Skip to content

kreuzberg-dev/langchain-kreuzberg

Repository files navigation

langchain-kreuzberg

Kreuzberg Logo

Overview

langchain-kreuzberg is a LangChain document loader that wraps Kreuzberg's extraction API. It supports 75+ file formats out of the box, provides true async extraction powered by Rust's tokio runtime, and produces LangChain Document objects enriched with rich metadata including detected languages, quality scores, and extracted keywords.

Installation

pip install langchain-kreuzberg

Requires Python 3.10+.

Quick Start

from langchain_kreuzberg import KreuzbergLoader

loader = KreuzbergLoader(file_path="report.pdf")
docs = loader.load()

print(docs[0].page_content[:200])
print(docs[0].metadata["source"])

Features

  • 75+ file formats -- PDF, DOCX, PPTX, XLSX, images, HTML, Markdown, plain text, and many more
  • True async -- native async extraction backed by Rust's tokio runtime; no thread-pool workarounds
  • Rich metadata -- title, author, page count, detected languages, quality score, extracted keywords, and more
  • OCR with 3 backends -- Tesseract, EasyOCR, and PaddleOCR with configurable language support
  • Per-page splitting -- yield one Document per page for fine-grained RAG pipelines
  • Bytes input -- load documents directly from raw bytes (e.g., API responses, S3 objects)
  • Output format selection -- choose between plain text, Markdown, Djot, HTML, or structured output

Usage Examples

Load a PDF with defaults

from langchain_kreuzberg import KreuzbergLoader

loader = KreuzbergLoader(file_path="contract.pdf")
docs = loader.load()

Load multiple files

loader = KreuzbergLoader(
    file_path=["report.pdf", "notes.docx", "data.xlsx"],
)
docs = loader.load()

OCR a scanned document with Tesseract

from kreuzberg import ExtractionConfig, OcrConfig

config = ExtractionConfig(
    force_ocr=True,
    ocr=OcrConfig(backend="tesseract", language="eng"),
)

loader = KreuzbergLoader(
    file_path="scanned.pdf",
    config=config,
)
docs = loader.load()

Load all files from a directory

loader = KreuzbergLoader(
    file_path="./documents/",
    glob="**/*.pdf",
)
docs = loader.load()

Per-page splitting for RAG

from kreuzberg import ExtractionConfig, PageConfig

config = ExtractionConfig(pages=PageConfig(extract_pages=True))

loader = KreuzbergLoader(
    file_path="handbook.pdf",
    config=config,
)
docs = loader.load()
# docs[0].metadata["page"] == 0  (zero-indexed)
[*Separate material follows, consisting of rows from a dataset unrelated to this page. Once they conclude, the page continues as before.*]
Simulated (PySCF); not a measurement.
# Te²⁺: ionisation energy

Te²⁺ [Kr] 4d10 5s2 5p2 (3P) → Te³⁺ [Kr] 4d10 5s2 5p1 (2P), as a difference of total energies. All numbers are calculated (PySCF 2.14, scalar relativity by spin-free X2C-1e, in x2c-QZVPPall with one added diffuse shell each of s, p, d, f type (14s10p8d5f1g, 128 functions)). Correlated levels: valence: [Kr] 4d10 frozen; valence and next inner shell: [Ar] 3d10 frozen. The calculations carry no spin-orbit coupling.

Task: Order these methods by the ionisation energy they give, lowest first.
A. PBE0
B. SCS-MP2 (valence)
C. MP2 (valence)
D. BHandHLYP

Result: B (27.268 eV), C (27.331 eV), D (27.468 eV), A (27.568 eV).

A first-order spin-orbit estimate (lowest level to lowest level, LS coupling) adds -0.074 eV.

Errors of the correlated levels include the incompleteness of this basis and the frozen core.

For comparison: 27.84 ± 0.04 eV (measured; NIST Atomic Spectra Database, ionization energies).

Load from bytes (API response)

import httpx

response = httpx.get("https://example.com/report.pdf")

loader = KreuzbergLoader(
    data=response.content,
    mime_type="application/pdf",
)
docs = loader.load()

Advanced config

from kreuzberg import ExtractionConfig, OcrConfig, PageConfig

config = ExtractionConfig(
    output_format="markdown",
    ocr=OcrConfig(backend="easyocr", language="deu"),
    force_ocr=True,
    pages=PageConfig(extract_pages=True),
)

loader = KreuzbergLoader(
    file_path="report.pdf",
    config=config,
)
docs = loader.load()

Async loading

import asyncio
from langchain_kreuzberg import KreuzbergLoader

async def main():
    loader = KreuzbergLoader(file_path="report.pdf")
    docs = await loader.aload()
    print(f"Loaded {len(docs)} documents")

asyncio.run(main())

API Reference

KreuzbergLoader

from langchain_kreuzberg import KreuzbergLoader

Extends langchain_core.document_loaders.BaseLoader.

Constructor Parameters

All parameters are keyword-only.

Parameter Type Default Description
file_path str | Path | list[str | Path] | None None File path, list of file paths, or directory path to load.
data bytes | None None Raw bytes to extract text from. Mutually exclusive with file_path.
mime_type str | None None MIME type hint. Required when using data, optional for file_path.
glob str | None None Glob pattern for directory loading.
config ExtractionConfig | None None Kreuzberg ExtractionConfig for controlling extraction behavior (output format, OCR settings, page splitting, etc.). See the Kreuzberg repository for all options.

Methods

Method Return Type Description
load() list[Document] Load all documents into memory.
lazy_load() Iterator[Document] Lazily yield documents one at a time (synchronous).
aload() list[Document] Load all documents asynchronously.
alazy_load() AsyncIterator[Document] Lazily yield documents one at a time (asynchronous).

Metadata Fields

Each Document produced by KreuzbergLoader includes the following metadata fields (when available):

Field Type Description
source str File path or bytes://<mime_type> for bytes input.
mime_type str Detected or provided MIME type.
page_count int Total number of pages in the document.
output_format str The output format used for extraction.
quality_score float Extraction quality score (0.0 -- 1.0).
detected_languages list[str] Languages detected in the document.
extracted_keywords list[dict] Keywords with text, score, and algorithm fields.
table_count int Number of tables found in the document.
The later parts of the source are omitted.